You don’t need socks and they don’t smell – something Brown has been busy testing out.
“I’ve gone 40 days now and the shoes don’t smell – I wore them on the flight back from London and they feel fresh as a daisy. I stick my nose in them. I’m sure people think I’m weird.”
Bootstrapping it as a three-man company with a research and development bill that runs into the hundreds of thousands hasn’t been easy – so the team turned to Kickstarter to fund the Wool Runner’s initial production. “We couldn’t do it otherwise,” says Brown.
The campaign raised more than $118,000 in 10 days, selling out the first production run of shoes, and almost quadrupling their initial target of $30,000. Later, Brown and team aim to make Wool Runners available online via 3over7.com and through a few hand-selected retailers.

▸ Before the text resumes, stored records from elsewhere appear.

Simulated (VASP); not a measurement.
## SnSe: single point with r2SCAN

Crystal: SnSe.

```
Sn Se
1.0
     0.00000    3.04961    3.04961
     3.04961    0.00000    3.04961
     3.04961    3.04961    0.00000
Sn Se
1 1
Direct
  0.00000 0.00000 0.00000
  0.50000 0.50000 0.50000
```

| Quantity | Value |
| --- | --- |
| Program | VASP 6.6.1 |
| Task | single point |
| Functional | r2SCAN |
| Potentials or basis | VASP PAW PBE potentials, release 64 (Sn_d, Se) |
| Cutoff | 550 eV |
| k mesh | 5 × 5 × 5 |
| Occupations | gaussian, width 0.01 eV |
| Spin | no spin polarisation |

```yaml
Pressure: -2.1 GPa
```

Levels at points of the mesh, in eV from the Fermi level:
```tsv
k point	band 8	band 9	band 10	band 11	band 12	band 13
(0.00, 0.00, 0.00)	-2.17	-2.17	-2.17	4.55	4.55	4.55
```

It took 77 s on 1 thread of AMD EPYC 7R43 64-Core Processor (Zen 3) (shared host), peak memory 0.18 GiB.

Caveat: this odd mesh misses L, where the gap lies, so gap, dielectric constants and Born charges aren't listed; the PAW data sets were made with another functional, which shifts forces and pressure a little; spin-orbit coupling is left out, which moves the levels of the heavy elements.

In the meantime, there are intellectual property matters around Fitwool to sort out. Brown’s heading back to London, having beaten 160 entrepreneurs from around the world to a spot on the British government’s inaugural Sirius Programme – which grants him 12,000 pounds, a UK visa and mentorship of the Wool Runner business without sacrificing equity. “It means I can bring on some employees and give it a proper nudge,” Brown says. London is much also handier to the Wool Runner factory in Portugal, which he’s visited a bunch of times.
And Brown’s keeping a weather eye on the future. “Shoe manufacturing is just on the cusp of changing – it hasn’t really changed for hundreds of years. The process is labour intensive, it’s largely handmade and that’s why it’s centred in low-wage economies in Asia and parts of Europe. That’s ripe for disruption. 3D printing and the manufacturing revolution is going to enable us to do things differently.”